LM, Episode 341, Happy Birthday Amelia
When my niece, Amelia, was in high school, on the first day of class, one of her teachers was taking roll. “Amelia Rader, Rader? Rader? I just read a book by a Kent Rader, is he related to you?”
Never wanting to be the center of attention, Amelia responds, “I THINK I have an uncle named Kent.”
Amelia is the perfect amalgamation of the best qualities of her parents. She is sweet and thoughtful with a wicked sense of humor and a love for reading like her mom. And from her dad, my brother, she got red hair.
Today is Amelia’s birthday and I wish her many more. If you would like a free copy of my stress reduction book title Let It Go, Just Let It Go that Amelia’s teacher read, please send me an email with your postal mailing address to firstname.lastname@example.org. Have a great weekend and like Ameila, always remember laughter matters.
LM, Episode 340, 10/22/20, Flaming Globes of Sigmund
Our son, Keith, is a Seinfeld show junkie and no matter what situation arises, he can relate it to a Seinfeld episode.

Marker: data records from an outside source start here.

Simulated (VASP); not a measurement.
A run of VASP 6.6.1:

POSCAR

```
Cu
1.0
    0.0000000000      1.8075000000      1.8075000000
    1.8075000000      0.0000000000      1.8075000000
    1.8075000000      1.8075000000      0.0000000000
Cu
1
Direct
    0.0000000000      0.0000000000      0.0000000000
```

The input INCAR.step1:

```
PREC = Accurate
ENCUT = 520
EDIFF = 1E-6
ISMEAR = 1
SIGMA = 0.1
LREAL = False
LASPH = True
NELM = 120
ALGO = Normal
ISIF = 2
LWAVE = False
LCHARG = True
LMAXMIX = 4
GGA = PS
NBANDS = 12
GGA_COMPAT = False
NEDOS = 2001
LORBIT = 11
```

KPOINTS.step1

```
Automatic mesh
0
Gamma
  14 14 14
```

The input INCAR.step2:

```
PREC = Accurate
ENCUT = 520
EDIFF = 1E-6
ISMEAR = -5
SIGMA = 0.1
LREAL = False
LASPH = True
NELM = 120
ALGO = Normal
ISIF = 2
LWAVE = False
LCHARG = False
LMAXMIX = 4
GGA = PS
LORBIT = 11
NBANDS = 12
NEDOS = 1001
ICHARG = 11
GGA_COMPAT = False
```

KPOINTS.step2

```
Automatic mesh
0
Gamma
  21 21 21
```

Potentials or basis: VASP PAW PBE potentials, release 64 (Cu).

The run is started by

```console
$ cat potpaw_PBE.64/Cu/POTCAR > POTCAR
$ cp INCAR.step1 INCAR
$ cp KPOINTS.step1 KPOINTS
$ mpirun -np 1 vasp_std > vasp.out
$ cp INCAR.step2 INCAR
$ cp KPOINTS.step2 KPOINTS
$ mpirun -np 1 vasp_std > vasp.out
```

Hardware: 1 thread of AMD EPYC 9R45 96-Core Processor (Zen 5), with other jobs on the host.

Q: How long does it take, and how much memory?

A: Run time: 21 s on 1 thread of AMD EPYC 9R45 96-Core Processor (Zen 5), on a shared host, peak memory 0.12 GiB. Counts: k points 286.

One of my favorite Seinfeld episodes has Jerry waking up in the middle of the night, laughing. He writes something on a piece of paper and returns to his slumber, then spends the rest of the episode trying to figure out what he wrote. Finally, he figures out it says, “Flaming globes of Sigmund.” He’s so happy, then says, “That’s not funny.
A couple of times a month I will wake up to write something from a dream that I think is funny. We call these Flaming globes of Sigmund.
Last month I wrote one that I thought was hilarious. It says, “Apparently I should listen better,” and I put an e at the end of better. I shared it with my friend, Mark Fels and he said, “Putting an e at the end of a word is a way of classing it up, like Briarcliffe.”
If anyone’s writing could use some classing up, it’s mine, but I don’t think putting an e on better will do it.
This Flaming globes of Sigmund has been sitting on my desk for nearly a month and for the life of me I can’t figure out what I thought was so funny about it. I showed it to Twyla yesterday and she says, “I don’t know why you thought it was funny, but I like the direction you’re going with this one.”
Apparently it was a set up for Twyla. Always remember laughter matters.
LM, Episode 339, 10/21/20, I’m A Momma’s Boy
Like many performers, off stage I am shy. Meeting people one on one is difficult for me to this day.
When I was a kid, I wouldn’t stay at a birthday party or Sunday School unless Mom stayed with me, prompting my brother, Michael, and uncles to call me Momma’s Boy.
Mom just knew when I went to kindergarten, she’d have to go with me, but, on the first day of school, I jumped out of the car, said goodbye, and ran into the school. She cried all the way home.
My parents have sold their house and are moving to Chicago to be close to Michael, which, finally, settles which child they love the most.
No, We have lived close to them for the past 14 years and, with us moving to Cincinnati, they decided it was time to move to a place that more suits their needs, one without steps or yard work. They sold their house, which may be the most difficult experience of their life.
They lived there 43 years and it is full of memories. There were holidays with my grandparents and our family friends, the Bammans, all of whom have passed. My Uncle Paul, one of the funniest people I ever met, and Uncle Bobby, one of the sweetest people I ever met, would stop by early in the morning. They are both past, but those chats in Mom’s kitchen are some of my most fond memories of them.
Over the past few months Mom and Dad have shed many tears over this move because they love that place and never thought they would leave it. Micheal and I understand, but would reassure them the time was right.
Last Saturday, as they were leaving for the last time, they got in the car, said goodbye, and drove away. And I cried all the way home. So Micheal’s right, I’m a Momma’s Boy. Always remember laughter matters.
LM, Episode 338, 10/20/20, I Want A Wife Like Rocky’s
This weekend we went to check in on our friend, Mike, who has had some health issues. He was watching the movie Creed. The closing scene is Rocky visiting the grave of his wife, Adrian. Mike says, “Someday I hope to have a wife like Rocky’s.”
I go, “What do you mean, dead? Mike, we all want a wife like that.”
Twyla says, “I’d be like Winston Churchill when Lady Astor said to him, “Sir, if you were my husband, I’d poison your tea,” to which Winston replied, “If I were your husband, I’d drink it.”
Touche. Always remember laughter matters.